Can You Raise Prices Now

Barbara Weltman The price of gas has increased. The price of paper and wood has increased. Interest rates are creeping up. State and local taxes (often in the form of new or increased fees) are rising. These and other price increases have raised your cost of doing business. Can you pass along the increases to your customers at this time?

Impact of price increases
Whenever you raise prices, expect to lose some sales. Decide what percentage of sales you can afford to lose to help you decide how much you can raise your prices. For example, if you raise prices by 5%, what percentage of sales can you expect to sacrifice and what will this do to your revenues and profit margins. If necessary, work with your accountant to get a handle on these figures so you can determine your price increases intelligently.

Best time to raise prices
Higher prices can potentially be a sales turn-off, discouraging buyers and depressing your revenue figures. But once you determine that a price increase is necessary, recognize when the increase may have the least negative impact.

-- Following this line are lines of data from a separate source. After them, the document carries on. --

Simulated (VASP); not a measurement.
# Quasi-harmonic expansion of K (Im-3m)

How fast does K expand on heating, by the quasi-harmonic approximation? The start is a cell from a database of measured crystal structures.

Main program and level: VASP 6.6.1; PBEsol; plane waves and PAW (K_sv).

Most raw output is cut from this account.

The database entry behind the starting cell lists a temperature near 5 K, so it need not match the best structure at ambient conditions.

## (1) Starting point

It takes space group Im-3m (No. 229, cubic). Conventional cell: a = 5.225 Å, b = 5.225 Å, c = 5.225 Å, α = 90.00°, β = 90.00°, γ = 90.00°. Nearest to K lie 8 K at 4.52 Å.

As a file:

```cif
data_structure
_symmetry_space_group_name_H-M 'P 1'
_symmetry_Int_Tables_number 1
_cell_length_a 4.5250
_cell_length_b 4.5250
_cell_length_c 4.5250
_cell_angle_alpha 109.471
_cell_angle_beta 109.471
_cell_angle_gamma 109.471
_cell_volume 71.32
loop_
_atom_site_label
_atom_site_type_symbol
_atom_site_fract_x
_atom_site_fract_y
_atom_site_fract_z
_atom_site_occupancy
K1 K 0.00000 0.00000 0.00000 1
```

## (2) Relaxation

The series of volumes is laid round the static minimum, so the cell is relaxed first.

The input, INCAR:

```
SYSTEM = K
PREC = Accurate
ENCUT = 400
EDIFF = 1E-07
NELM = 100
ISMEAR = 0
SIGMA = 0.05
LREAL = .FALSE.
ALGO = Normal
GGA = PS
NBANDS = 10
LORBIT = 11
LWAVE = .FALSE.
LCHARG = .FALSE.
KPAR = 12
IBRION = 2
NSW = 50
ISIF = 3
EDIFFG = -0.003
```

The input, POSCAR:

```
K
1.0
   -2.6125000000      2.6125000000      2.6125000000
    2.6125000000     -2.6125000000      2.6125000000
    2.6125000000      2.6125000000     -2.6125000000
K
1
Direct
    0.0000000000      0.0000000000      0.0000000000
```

Increase prices when competitors increase their prices. Monitor what competitors are charging and if they’ve raised prices, you can comfortably raise yours as well.

Increase prices if demand is high. If the market is strong for your product or service, higher prices are justified. As the economy improves, demand may be strong and higher prices can follow.

In the case of products, increase prices when you re-design or enhance them to such a degree that customers can be expected to feel that they would be getting more for the higher price. For example, add something of value (e.g., free delivery) to compensate for the price increase.

In the case of services, increase prices when you are worth more. Added years of expertise usually justify charging higher fees.

Once you decide to raise prices, consider making the increases effective at the start of the year. If you provide business-to-business products or services, typically price increases should be announced at least one week to one month before they become effective (depending on the practices in your industry).

Best ways to raise prices
Once you decide that increasing prices makes sense, do it in a way that will keep customers at least as receptive as they currently are. The idea of a value-added service, such as free delivery or gift wrapping, can soften the blow.

Explain the reason for a price increase where appropriate. For example, a dry-cleaning service that is paying an environmental tax can increase prices to pass the tax on to customers. Communicate with customers in person or by letter – you know your customers and are the best judge of and how they would want to be told about the new price structure.

Consider grandfathering existing customers by continuing to charge them the old rates for a set time. Prepare them to expect a price increase, say in three months.

Losing some customers could be viewed this as a good thing. Often, price increases weed out customers who may demand time and attention without compensating you in sales. Customers who can no longer afford your products or services can be referred to another company that is now in the position you were in a few years ago. For example, if you offer architectural services and have attained stature warranting higher rates, an existing customer who can’t afford your new prices can be referred to an architect who is not quite up to your level of expertise.

Be prepared to lower prices for some good customers. Once you’ve increased price levels, it’s easy to discount them on a selective basis.